Skip to main content
Foreign Policy Briefing

Foreign Policy Masochism: The Campaign for U.S. Intervention in Yugoslavia

July 1, 1992 • Foreign Policy Briefing No. 19

Foreign policy experts, media pundits, and congressional leaders are calling with increasing frequency for the United States to intervene militarily in the Yugoslavian conflict. Although the Bush administration has wisely resisted such proposals, it has slowly escalated the U.S. political and diplomatic role and thereby increased the danger of a subsequent military entanglement. Leading administration officials also seem to be weakening in their resolve to keep out of the fray.

Those who urge the United States to become involved in the turmoil taking place in the Balkans embrace a reckless policy. Military intervention would almost certainly result in the loss of American lives and create a host of long‐​term political risks and burdens without even the hope of offsetting tangible benefits. The ethnic conflicts convulsing Yugoslavia result from long‐​standing animosities that are impervious to solutions imposed from the outside. In that sense, Yugoslavia is a larger and more dangerous version of Lebanon.
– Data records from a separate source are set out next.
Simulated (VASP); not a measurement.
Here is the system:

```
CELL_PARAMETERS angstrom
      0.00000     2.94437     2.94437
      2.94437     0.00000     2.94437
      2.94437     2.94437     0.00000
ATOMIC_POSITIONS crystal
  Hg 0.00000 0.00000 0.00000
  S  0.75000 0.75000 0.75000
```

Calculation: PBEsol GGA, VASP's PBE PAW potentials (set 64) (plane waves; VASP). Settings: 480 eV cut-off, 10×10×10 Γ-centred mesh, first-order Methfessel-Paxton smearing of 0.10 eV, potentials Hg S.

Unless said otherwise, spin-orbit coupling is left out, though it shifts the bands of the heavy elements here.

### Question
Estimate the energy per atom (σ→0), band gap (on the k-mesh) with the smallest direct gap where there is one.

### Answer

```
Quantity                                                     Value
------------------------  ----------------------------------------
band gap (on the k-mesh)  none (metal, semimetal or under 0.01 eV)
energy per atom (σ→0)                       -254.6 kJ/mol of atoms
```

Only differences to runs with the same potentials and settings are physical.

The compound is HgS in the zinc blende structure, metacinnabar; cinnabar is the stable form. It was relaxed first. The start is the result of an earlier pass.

Equally important, there is no need for the United States to become entangled in the fighting. Yugoslavia has never been a vital interest of the United States, and contrary to some of the superheated rhetoric of interventionists, the region is a geopolitical backwater in the post‐​Cold War era. The outcome of the fighting will not have a significant impact even on the European, much less the global, balance of power and, therefore, does not warrant U.S. action. Although the bloodletting is undoubtedly tragic, it does not serve the best interests of the American people to have this country become a participant in the carnage.